Re: Elements invisible to naked eye. ::visibly-hidden pseudo class?

[Sorry for the delay; our moderation queue was just emptied.]

On Wed, Jul 9, 2014 at 2:06 PM, Cory Mawhorter <cory.mawhorter@gmail.com> wrote:
> Wanted to throw this out there for discussion...
>
> The problem:
>
> An element with a black background sits inside a container element with a
> black background.  The element is invisible to the naked eye, but not
> display:none or visibility:hidden.  You want to adjust the styling of just
> that element, but have no way to do so that will support future style
> changes.  (What if I want to change the container background to white or add
> support for themes.)
>
> I can't think of any solid workarounds.
>
> I explain the problem in more detail here:
> mawhorter.net/post/91279744832/i-want-a-new-pseudo-class-take-a-look-at-the
>
>
> Proposed solution:
>
> A ::visibly-hidden pseudo selector.  You can then modify properties only
> when an element becomes "invisible".  I realize "invisible to the naked eye"
> is subjective and that my visibly hidden doesn't match yours.  But pretty
> good generalizations exist.

I don't think this'll work, unfortunately.
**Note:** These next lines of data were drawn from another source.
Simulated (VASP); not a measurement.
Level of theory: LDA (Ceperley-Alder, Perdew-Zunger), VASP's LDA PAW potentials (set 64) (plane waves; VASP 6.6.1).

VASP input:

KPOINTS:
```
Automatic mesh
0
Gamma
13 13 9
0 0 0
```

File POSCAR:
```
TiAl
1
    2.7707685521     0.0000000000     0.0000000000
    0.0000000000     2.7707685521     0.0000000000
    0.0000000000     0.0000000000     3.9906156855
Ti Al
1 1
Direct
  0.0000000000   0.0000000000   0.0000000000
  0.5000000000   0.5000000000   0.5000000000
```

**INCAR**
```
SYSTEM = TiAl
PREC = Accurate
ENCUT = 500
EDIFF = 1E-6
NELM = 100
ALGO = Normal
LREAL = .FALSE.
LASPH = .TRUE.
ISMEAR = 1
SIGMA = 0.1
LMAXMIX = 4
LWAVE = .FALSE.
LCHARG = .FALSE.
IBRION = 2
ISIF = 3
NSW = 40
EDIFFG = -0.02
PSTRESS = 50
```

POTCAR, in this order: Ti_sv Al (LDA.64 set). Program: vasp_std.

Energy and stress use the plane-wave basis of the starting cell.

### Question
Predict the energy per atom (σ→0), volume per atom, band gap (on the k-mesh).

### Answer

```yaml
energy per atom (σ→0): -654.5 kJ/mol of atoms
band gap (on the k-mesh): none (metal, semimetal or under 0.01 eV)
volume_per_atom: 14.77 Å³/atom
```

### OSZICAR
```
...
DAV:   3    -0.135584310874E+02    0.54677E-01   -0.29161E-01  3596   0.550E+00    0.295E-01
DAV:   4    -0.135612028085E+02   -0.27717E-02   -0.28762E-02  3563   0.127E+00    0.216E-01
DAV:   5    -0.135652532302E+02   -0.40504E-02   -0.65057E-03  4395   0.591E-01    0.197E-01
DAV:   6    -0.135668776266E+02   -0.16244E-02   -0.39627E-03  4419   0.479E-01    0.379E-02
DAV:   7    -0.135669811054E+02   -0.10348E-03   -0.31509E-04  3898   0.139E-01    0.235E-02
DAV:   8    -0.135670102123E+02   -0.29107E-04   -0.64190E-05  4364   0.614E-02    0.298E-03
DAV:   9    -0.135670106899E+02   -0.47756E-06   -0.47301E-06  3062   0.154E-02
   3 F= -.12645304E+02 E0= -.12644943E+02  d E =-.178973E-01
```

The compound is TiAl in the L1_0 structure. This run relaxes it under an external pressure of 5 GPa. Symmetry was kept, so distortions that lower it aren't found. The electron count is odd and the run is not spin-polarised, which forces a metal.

One, as you note, there's no good definition of "invisible to the
naked eye".  We could be strict and require exact color matches
between text and background, or background and backdrop, but that
would miss a ton of cases that are effectively invisible.

Two, I'm not sure how often this'll apply in a useful way.  You imply
that it can match when an element's background is invisible against
its backdrop.  What about the element's content, though?  It's
perfectly reasonable for an element to have the same background as its
parent (or a transparent background), but have different-colored text.
If its text/background distinction you want, we'd want a different
selector with a better name, because you'd solve that kind of problem
very differently.

More importantly, this has circularity problems real bad.  Take this example:

body { background: black; }
body > div { background: black; }
body > div:visibly-hidden { background: white; }

Is its background black or white?  If its white, it's no longer
visibly hidden, so the pseudo-class shouldn't match. But that means
its black, and so hidden, and the pseudo-class *should* match. Etc.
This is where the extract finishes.